Book Review: The Book of Ruby by Huw Collingbourne

“The plain fact of the matter is that Ruby has a number of pitfalls just waiting for unwary programmers to fall into,” says author Huw Collingbourne in his introduction to this guide to the Ruby language. He should know; he is co-founder and Technology Directory of SapphireSteel Software, which makes Ruby in Steel, an add-in for Visual Studio that enables Ruby development. He is also a technology journalist and writer of long standing, and specialist in explaining software development to a wide readership, and as you would expect this is a book with a clear and easy going style.

The Book of Ruby is a language guide. It takes you blow by blow through Ruby, starting at the beginning with strings, numbers, classes and objects. Despite Collingbourne’s background, there is little or nothing on tools, user interfaces, databases, or other development essentials; the focus is firmly on the language. There are plenty of short code examples but these are snippets to illustrate a point. There is a single chapter on Rails, the popular Ruby web development framework, but you have the sense that it is included because the author felt it had to be covered; it is the briefest of introductions and you will need another book if you want to know about Rails development.

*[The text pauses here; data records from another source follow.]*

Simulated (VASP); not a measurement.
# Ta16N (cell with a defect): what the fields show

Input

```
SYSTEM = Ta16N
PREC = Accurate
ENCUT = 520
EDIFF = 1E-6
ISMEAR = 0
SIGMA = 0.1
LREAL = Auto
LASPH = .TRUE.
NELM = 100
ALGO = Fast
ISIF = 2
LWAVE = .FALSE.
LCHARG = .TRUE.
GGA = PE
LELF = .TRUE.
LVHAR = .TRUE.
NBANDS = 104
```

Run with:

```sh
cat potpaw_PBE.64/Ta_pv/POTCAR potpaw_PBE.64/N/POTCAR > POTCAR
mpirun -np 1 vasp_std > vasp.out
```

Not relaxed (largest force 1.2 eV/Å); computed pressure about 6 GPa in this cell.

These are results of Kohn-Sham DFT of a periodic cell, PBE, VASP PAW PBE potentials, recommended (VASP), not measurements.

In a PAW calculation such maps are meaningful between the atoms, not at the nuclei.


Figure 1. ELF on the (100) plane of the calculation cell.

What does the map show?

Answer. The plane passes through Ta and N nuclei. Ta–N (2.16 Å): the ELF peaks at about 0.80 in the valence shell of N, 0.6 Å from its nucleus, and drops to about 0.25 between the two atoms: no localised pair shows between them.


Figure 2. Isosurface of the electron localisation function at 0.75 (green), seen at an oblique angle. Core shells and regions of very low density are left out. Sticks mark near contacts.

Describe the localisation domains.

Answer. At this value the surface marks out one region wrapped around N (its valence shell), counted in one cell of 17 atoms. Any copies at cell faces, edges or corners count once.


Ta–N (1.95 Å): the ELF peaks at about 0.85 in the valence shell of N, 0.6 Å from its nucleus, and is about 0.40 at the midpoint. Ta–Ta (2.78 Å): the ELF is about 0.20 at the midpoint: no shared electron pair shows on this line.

A sharp focus on the language is a good thing, but it does make this a dry read, or possibly something you are more likely to dip into than to read end to end. You may find yourself thinking, “Remind me how Ruby does threading,” and read through chapter 17 on Threads to get a quick guide to threads, mutexes and fibers.

There are 20 chapters in all, with subjects including Arrays and Hashes, Loops and Iterators, Exception Handling, Blocks Procs and Lambdas, Modules and Mixins, YAML, Debugging and Testing, and Dynamic Programming.

Collingbourne knows his subject and if you are a software developer wanting to learn more about Ruby there is plenty of valuable material here.

That said, I have a couple of reservations.

First, I would have liked the author to tell us more about the why rather than the how of Ruby. Describing how a language works is all very well, but what are the things Ruby is particularly good for, and within Ruby, what are the techniques and features that make it a fantastic choice for certain kinds of development? What is the philosophy behind Ruby? I was expecting the author’s enthusiasm for Ruby to shine through, but it does not.

Second, the book is not long enough to be a comprehensive programming guide in the manner of David Flanagan and Yukihiro Matsumoto’s book The Ruby Programming Language (Matsumoto, or Matz, is the creator of Ruby). Nor is it suitable for a programming beginner, who is going to need more help with basic concepts than can be found here. In other words, it is not an advanced book, and it is only an introductory book in the context of someone who is already a seasoned developer, but not with Ruby. That is a narrow target.

On the other hand, I enjoyed the author’s pragmatism and direct, readable style. If you do fit the target readership, take a look; the Amazon links below include a complete list of contents and some sample pages.

 

2 thoughts on “Book Review: The Book of Ruby by Huw Collingbourne”

  1. Worth noting that you get a PDF of the book free with the Windows installer here: http://rubyinstaller.org/downloads/

    I’d add the chapter on threading to “reservations.” It (at least in the edition I have) is very specific to Ruby 1.8. Threading in Ruby 1.9, as the author notes, is quite different.

    One other odd thing: At least in the PDF, the source code examples are in Comic Sans.